We are also encouraging Macapagal in his current effort to get negotiations restarted and have instructed Ambassador Martin to hold a thoroughgoing exchange with Thai Foreign Minister Thanat, with the idea of getting him ready to resume an active mediatory role if Macapagal’s efforts succeed. As an alternative should these moves fail, we have asked our UN mission to sound out U Thanat on the possibility of his taking a more active part in the dispute if necessary.

Chaerul Saleh, Third Deputy Prime Minister and one of Sukarno’s more influential advisers, is scheduled to visit Washington briefly during the period May 18–20. This will give us a further opportunity to present our views, and we intend to do so forcefully.

In the aid field, we have been bringing home to Nasution and the Army the fact that Indonesia’s confrontation policy unavoidably affects our relations with the military as well as the civilian government, and disabusing them of the hope that close Indonesian Army ties with the Pentagon can be retained despite the cooling of other government-to-government relations. Continuing limited military, economic and technical aid is being kept under constant review to maintain psychological pressure on the regime and to insure that it adds nothing to Indonesia’s confrontation capabilities.

In connection with our aid strategy, the question arises of the Presidential Determination called for by Section 620(j) of the Foreign Assistance Act. We are continuing to operate in Indonesia under a Presidential decision that the Determination be withheld pending the outcome of negotiations which would give us a clearer picture of Indonesia’s intentions. Our programs are being carried on under a decision by the Attorney General that the President has a reasonable length of time in which to analyze the situation and frame his conclusions.

It may, however, be difficult to maintain this position to the end of the fiscal year, and we may well have to bring this matter to the President by early June.

Third Country Activities

The Philippines: Until the past few months the Philippine role in the dispute was not a helpful one. Inhibited by their own claim in Sabah, wary of offending their huge Indonesian neighbor and anxious to display a more “Asian” image, the Philippines were less of an independent third party to the dispute than a less-virulent junior partner of the Indonesians. This position has changed substantially since last February, however, as Macapagal has become increasingly disenchanted with Indonesia’s rashness and intransigence. Macapagal has begun a rapprochement with Malaysia by moving to re-establish consular [Page 108]relations on May 18, and has told us that he will make one last all-out effort to bring about a peaceful settlement—failing which, he presumably will be prepared to part company with Sukarno.

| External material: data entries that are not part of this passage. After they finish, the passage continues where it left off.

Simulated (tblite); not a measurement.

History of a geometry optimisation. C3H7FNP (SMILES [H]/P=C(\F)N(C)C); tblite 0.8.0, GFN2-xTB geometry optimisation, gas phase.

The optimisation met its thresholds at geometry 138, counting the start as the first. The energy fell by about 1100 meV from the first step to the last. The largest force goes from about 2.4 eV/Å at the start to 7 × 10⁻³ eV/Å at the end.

Macapagal has already started this effort by sending messages to Sukarno and the Tunku proposing an early summit to be accompanied by guerrilla withdrawals. He intends to follow this up by sending former Foreign Secretary Lopez to both capitals during the week of May 10. The substance of Macapagal’s proposals has not yet been fully spelled out, but among the measures he reportedly is considering is that of mediation by outside Asian powers.

The Tunku has already responded favorably to Macapagal’s initiative. In a May 9 letter to President Johnson thanking him for a congratulatory message on the outcome of the recent elections, the Tunku stated that he agreed with Macapagal’s terms for reopening talks but “with a slight change, i.e., as affecting the withdrawal of guerrillas”.

Thailand: Thanat, despite a basic sympathy for Malaysia and impatience with Indonesia, played a most effective role as mediator during the two Bangkok ministerial meetings earlier this year and seems to have gained the confidence of all three parties. Although inactive during the prolonged impasse that has followed the second Bangkok meeting, he has continued to serve as a channel of communication between the disputants (particularly in the re-establishing of Malaysian-Philippine consular relations) and has expressed to us his willingness to take part in further negotiations.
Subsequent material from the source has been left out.